A Shared Experience

by Matt Brousseau

(February 2013)

I had been performing stand-up comedy on and off for almost three years at this point. I am by no means an expert on the subject, but had my first extended interaction with an audience member.

     A couple weeks ago, after an open-mic, I ambled over to the bar for another of many post-set drinks. If I can’t get laughs the least I can do is get drunk. As I sat there, clearly in deep thought (“Is that smell from my pants or my shoes?”), a new comedian walked to the bar with an audience member. They sat beside me.
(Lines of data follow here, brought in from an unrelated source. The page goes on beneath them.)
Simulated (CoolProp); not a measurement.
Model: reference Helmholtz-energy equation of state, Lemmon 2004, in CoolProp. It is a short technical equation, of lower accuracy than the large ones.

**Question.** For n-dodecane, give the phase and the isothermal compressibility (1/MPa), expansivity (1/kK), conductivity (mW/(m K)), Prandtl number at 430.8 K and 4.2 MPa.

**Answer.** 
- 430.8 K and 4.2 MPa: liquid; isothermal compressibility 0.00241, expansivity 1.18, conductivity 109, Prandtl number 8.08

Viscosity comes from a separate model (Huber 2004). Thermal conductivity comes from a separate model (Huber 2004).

The audience member, let’s call him Steve. I can’t remember his real name (see above: drinking). Steve complains to the New Comedian (NC). He doesn't like some of the jokes he heard, especially jokes regarding race, homosexuality, and gender. “They’re easy jokes,” NC responds. Steve, who sat through my set with the expression of someone trying to remember their grocery list, asks me to explain why comedians feel “the need” to joke about these subjects.

The bar must be empty if I am assumed to be an authority on anything other than my mental state. Even then, I’m only ever half-right about my mental state. “Let me call Chris Rock,” is what I should have said. I could have pretended to make the call then walked outside, bummed a cigarette, and left. Instead, I attempt to explain that not only are these subjects common to many people, but it is an Open-Mic. A comedy Open-Mic. The one with the joke attempts, not the music butchery. To which NC again says they’re, “... easy jokes. What’s the point?” My brain, against the wishes of my liver, demands I imbibe to wash away this foolishness. I finish my beer.

Steve, sensing this argument is stalling in my half-blitzed brain, tells me we all have a “shared set of experiences,” therefore those issues (race, homosexuality, and gender) need not be discussed. This confuses me. And when I see Steve has a Navy tattoo I try to remember when I was in the Navy. Even though I was never there I still have no memories of it. This confuses me too. I swore we had these shared experiences. I mean, I know the chorus of “In The Navy,” by the Village People. And I, admittedly, have seen Down Periscope, but still nothing comes to mind other than the drowning deaths of manly stereotypes and Kelsey Grammer. My brain begins to work overtime, but the Zamboni crashes into the boards and catches fire. The game is abandoned.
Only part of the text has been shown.